What we need to do is
pay attention to what the "Big Boys" are paying attention.
After all, they are moving the stocks and we need to jump in front of
them and be nimble enough to get out before they squash us. Forget
true
day trading. In and out in 5 to 10 minutes is not what I write about.
Day Trading is for people who want to spend all day in front of
a screen. It requires ultra short time spans and nimble fingers are
more important than moving averages. I'm not against day trading and
several of my day trading colleagues make small fortunes. It's just
that my style of trading allows me to trade and still have time for
car pools and food shopping.
Three moving averages
are important to the institution crowd and their individual importance
is in relation to your time horizon. What they are:
20 or 30 day MA for
short term traders
50 day for intermediate
traders
200 for long term
traders
What is important to
note is that most up trending stocks will pull back to
to a moving average. This is telling you that a stock is declining. You need to
determine if the decline is temporary or an indication that something
more serious is occurring.
The big institutions
will often jump in and buy a solid stock when it dips to its 50DMA.

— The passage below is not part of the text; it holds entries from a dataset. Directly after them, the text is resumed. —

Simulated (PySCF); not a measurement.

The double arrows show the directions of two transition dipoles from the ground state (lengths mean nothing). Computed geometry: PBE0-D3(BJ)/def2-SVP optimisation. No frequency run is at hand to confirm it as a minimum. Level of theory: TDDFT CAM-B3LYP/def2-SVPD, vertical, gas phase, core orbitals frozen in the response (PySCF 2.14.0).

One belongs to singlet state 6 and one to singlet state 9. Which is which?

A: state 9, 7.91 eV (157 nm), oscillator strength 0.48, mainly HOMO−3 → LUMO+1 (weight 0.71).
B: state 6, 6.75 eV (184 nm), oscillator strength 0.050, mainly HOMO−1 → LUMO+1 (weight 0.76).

This support sends the stock higher. If the stock moves slightly below
the average, it is probably OK to still hold it and wait and see
whether it finds support over the next few days.
What happens if the
funds don't start repurchasing? Without their buying power, the stock
will head lower. That's why you should sell a stock that moves through
its 50DMA on heavy volume. When it reaches the 200 DMA this is
probably your last
good chance to bail out.
Krispy Kreme is an example. It dropped through the 30
day average. And while it did not plummet as did many of the internet
stocks, it went no where after the descent. So if you held on, you did
not significantly lose more money, neither did you make any money over
the next few months. Better to have booked the profit and move on to
more profitable stocks.
Krispy Kreme made new a new high in December. It then broke the 30DMA
on 1/14/02 with heavy volume. This was a sign that all was not well
and indicated that a selling of the position was indicated. Those
waiting to see if there would be a rebound got a second indication the
next day when KKD dropped on even larger volume. This was the end of
the ride in KKD. Although the stock rebounded off the 200DMA, as of
this article it never revisited the highs made at this point.